Sunday, September 13, 2015

Starting something

In our joined up world of communications, it's easy to feel swamped and powerless. But, no matter how much we turn off the news, it doesn't go away. National and international is the stage on which we all live now. And in truth, it's the stage on which we have all, always, lived.

In the past we didn't know it so vividly. The impact of and knowledge of actions propagated more slowly through the world. The here and now was better insulated by time from elsewheres, and from futures.

But.

A simple increase in speed has changed the nature of communication. If word of mouth is the principal mode of communication, then some context naturally adheres. You knew something of the actors, of the places, of the meanings - and as the message travelled further and the context dropped away, so did the message's power. Now our messages can be picked up and whirled away on a tide of social media. They can end up far from their context without losing their freshness and the power that comes with it. They can have real effects in places, and ways, that were never intended.

An apparently powerful person or act rides on a tide of other acts, attitudes, and people. Other acts, unsupported by such a tide, seem futile. Yet the apparently futile act may start start something instead of being lost in the noise. The apparently powerful one may be nothing more than a random piece of flotsam: prominent but passive.

We cannot comfort ourselves that it doesn't matter what we do. It might not, but then again, it really might. And it really might not be what we meant to do. The world has become precarious; how can we dare to act at all, in this unwieldy, enormous, joined up world?

We cannot get out of it. Disengagement from politics, from communication is also an act. Even disengagement from life by suicide is an act, and one not available for any fine-tuning afterwards.

One thing I am certain of is that we cannot tell in advance what acts will make a difference, and what the difference is they will make. Contexts and perspectives on any single issue expand in all directions and we cannot appreciate them all, even in hindsight.

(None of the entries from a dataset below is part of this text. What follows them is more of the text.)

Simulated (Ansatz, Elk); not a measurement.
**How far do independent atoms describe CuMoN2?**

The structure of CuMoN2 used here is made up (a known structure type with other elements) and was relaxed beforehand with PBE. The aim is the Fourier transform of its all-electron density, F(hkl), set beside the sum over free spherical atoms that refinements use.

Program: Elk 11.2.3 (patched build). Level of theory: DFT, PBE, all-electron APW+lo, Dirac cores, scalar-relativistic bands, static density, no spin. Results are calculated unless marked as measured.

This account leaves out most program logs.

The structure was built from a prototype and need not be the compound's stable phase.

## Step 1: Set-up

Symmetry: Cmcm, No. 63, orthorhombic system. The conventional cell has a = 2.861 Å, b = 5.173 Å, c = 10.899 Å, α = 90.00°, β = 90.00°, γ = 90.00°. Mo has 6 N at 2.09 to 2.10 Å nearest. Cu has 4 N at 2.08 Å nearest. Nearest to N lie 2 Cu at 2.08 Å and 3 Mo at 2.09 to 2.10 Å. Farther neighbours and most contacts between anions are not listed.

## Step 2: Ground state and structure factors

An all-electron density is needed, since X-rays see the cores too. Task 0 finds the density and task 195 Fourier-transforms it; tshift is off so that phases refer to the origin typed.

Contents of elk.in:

We're left with guesswork - about both the likely effects and the likely effectiveness of our actions. But guesswork is what people are good at. We struggle when we have too much clarity, we get bored, we get miserable. We are much better when we don't quite know: then we get curious, we try things out, learn from experience, imagine possibilities and use a blend of thought and intuition to decide what to try next.

Every day, make your best guess about what to do. And then do it. You may be part of a tide, or lost in the noise, that's not the point. The point is to make your response, to your context. Whatever it is: participate in the world. There's actually nothing else you can do.